Rwanda Development Board (RDB), the City of Kigali and the Rwanda Housing Authority have announced new reforms, expected to ease the process of securing construction permits and spur investments.
The reforms, which were announced on Monday, are expected to reduce the cost and time it takes to process construction permits.
The latest World Bank’s Doing Business report ranked Rwanda as the second easiest place to do business in Africa and the 29th globally. However, on dealing with construction permits, the report ranks Rwanda 106th globally.
Marie-Chantal Rwakazina, the City of Kigali Mayor, said: “For building projects that are not large-scale or complex, you will no longer need to submit a geotechnical study, an Environmental Impact Assessment (EIA) report or topographic survey.”
A view of the proposed Kigali Arena, a multi-sport facility with a capacity of 10,000, that is under construction in Remera, Gasabo District. Emmanuel Kwizera.
As a result, the number of procedures involved in getting a construction permit will reduce from 15 to nine while the number of days to obtain construction permits will reduce from 113 to 57.
Government projects that this will ultimately reduce the cost of construction from 12 per cent to 2.2 per cent of the construction value.
The reforms include an amendment by the Ministry of Infrastructure that will see elimination of the requirement of geotechnical studies for buildings that do not exceed 1,500 square metres.
This, officials said, means developers will now no longer pay Rwf2 million and wait 14 days to obtain the document.
The workshop brought together different stakeholders from the construction sector including architects and engineers. Courtesy
The second reform is a specification by the Ministry of Environment as to which building projects are obliged to carry out full or partial Environmental Impact Assessments and which ones aren’t.
An Environmental Impact Assessment before getting a building permit has been a general requirement for all categories of buildings irrespective of the differences in the level of risk caused to the environment.
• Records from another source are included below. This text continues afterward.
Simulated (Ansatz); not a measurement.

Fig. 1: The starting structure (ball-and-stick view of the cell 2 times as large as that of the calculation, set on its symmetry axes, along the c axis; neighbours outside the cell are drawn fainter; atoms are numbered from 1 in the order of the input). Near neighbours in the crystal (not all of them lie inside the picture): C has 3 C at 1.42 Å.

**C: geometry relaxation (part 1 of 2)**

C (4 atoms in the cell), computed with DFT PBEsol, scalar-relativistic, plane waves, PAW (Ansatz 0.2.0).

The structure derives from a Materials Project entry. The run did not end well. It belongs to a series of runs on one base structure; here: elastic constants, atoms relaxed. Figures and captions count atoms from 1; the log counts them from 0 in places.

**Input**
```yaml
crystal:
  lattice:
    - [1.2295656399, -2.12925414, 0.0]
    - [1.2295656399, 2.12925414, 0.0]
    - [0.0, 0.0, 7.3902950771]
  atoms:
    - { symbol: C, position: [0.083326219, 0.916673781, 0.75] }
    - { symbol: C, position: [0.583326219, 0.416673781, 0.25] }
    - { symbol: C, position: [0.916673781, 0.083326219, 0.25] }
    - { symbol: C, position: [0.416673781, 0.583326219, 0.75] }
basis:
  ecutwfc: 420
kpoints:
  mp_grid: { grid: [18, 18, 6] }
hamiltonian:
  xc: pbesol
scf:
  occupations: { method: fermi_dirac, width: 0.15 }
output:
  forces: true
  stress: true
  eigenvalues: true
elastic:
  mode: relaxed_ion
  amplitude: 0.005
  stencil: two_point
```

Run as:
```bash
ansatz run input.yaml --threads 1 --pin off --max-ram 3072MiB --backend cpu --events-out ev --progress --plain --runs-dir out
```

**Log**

The 14 days to obtain the document will be saved because the EIA will be sourced directly from the One-Stop Centre and not through both RDB and One-Stop Centre as was previously the case.
The third reform is elimination of the requirement for developers to notify the One-Stop Centre as to when they intend to commence construction.
“With the removal of the notification form, that was previously filled, a developer can commence construction whenever they get a building permit,” officials said.
The other reform is the elimination of the requirement to have City of Kigali planners and the Rwanda National Police jointly involved with engineers to carry out final inspection of buildings.
Under the reform, private engineers are able to pass a building’s safety standards and issue its certificate of completion and, therefore, will eliminate the process of government carrying out final inspections as well as reduce time involved in the process.
Emmanuel Hategeka, the Deputy Chief Executive Officer of RDB, noted that the construction industry is critical to Rwanda’s economic development and that the reforms are aligned to the overall strategy of having a private sector-led economy.
“We are constantly working to make the acquisition of construction permits easier for developers. We have introduced regulatory changes that will ensure that construction is seamless,” he said.
With the new reforms, he said, government hopes to attract more investments in the construction sector.
“And we will continue engaging closely with the private sector as we continuously improve the environment within which they do business,” he added.